The search for Oxnard’s city manager ended at a City Council meeting early Wednesday morning around 12:45 a.m. Greg Nyhoff, city manager of Modesto, was chosen by the council by a 4-1 vote. Bert Perello dissented.
Since January 2012, Oxnard has made do without a permanent city manager. Former city manager Ed Sotelo was placed on paid administrative leave while under investigation for corruption by the Ventura County District Attorney’s Office. While in the end no charges were filed, at least a dozen former officials were fined for violating gift reporting rules, including Sotelo. The DA cited bad record keeping for making prosecution impossible.
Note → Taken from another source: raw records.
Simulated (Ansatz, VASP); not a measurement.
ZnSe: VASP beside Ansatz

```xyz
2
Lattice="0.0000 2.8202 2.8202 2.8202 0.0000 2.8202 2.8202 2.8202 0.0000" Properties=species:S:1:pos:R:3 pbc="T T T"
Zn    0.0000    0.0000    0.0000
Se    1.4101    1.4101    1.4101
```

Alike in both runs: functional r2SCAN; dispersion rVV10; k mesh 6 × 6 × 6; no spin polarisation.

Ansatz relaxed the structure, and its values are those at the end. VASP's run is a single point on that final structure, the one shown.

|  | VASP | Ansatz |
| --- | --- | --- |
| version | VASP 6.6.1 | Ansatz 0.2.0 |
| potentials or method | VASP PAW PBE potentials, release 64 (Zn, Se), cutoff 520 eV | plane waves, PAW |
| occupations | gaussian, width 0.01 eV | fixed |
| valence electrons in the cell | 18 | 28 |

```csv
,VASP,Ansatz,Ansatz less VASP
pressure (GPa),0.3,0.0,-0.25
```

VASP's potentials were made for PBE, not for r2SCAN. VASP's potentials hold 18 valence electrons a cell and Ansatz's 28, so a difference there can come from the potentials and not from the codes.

This January, however, nearly a year after Sotelo’s contract expired, the City Council began its search for a new city manager. Two finalists were selected from 54 applicants — Nyhoff and Chandra Wallar, former CEO of Santa Barbara. Last week, the Nyhoff and Wallar sat through more than an hour’s worth of public commentary at a packed meeting room at the Residence Inn in Oxnard. Many longtime Oxnard residents had expressed their dismay at the meeting over the candidate selection and accused the council of being nontransparent in its search.
“I object to your consideration of any candidate who brings his or her own controversial baggage to our city when we were desperately trying to shed our own,” said Oxnard resident Dan Pinedo. “If these two candidates are the best, I am stunned.”
Close to 150 people had mostly general comments to make to the City Council in regard to transparency, ethics and the selection process at the public meeting the week prior. Some criticized Wallar for moving regularly from city to city, and questioned why her contract was not renewed by the Santa Barbara Board of Supervisors by a 5-0 vote. Nyhoff was not presented with as many challenging questions from the crowd.
Nyhoff used his introductory time to talk of his accomplishments and compared the job of city manager to building a level foundation, while Wallar, responding to comments made regarding her history, listed examples from her past in which she worked with the communities of Little Rock, Ark., and San Diego to overcome challenges.
Throwing some controversy into the process, when the two finalists were announced last week, the local chapter of the NAACP accused the City Council of being racist in the selection process, citing the fact that interim city manager Karen Burnham wasn’t given an interview for the position. (Of Oxnard’s 13 City Hall managers, six are African-American.) The NAACP hasn’t since spoken publicly again on the matter.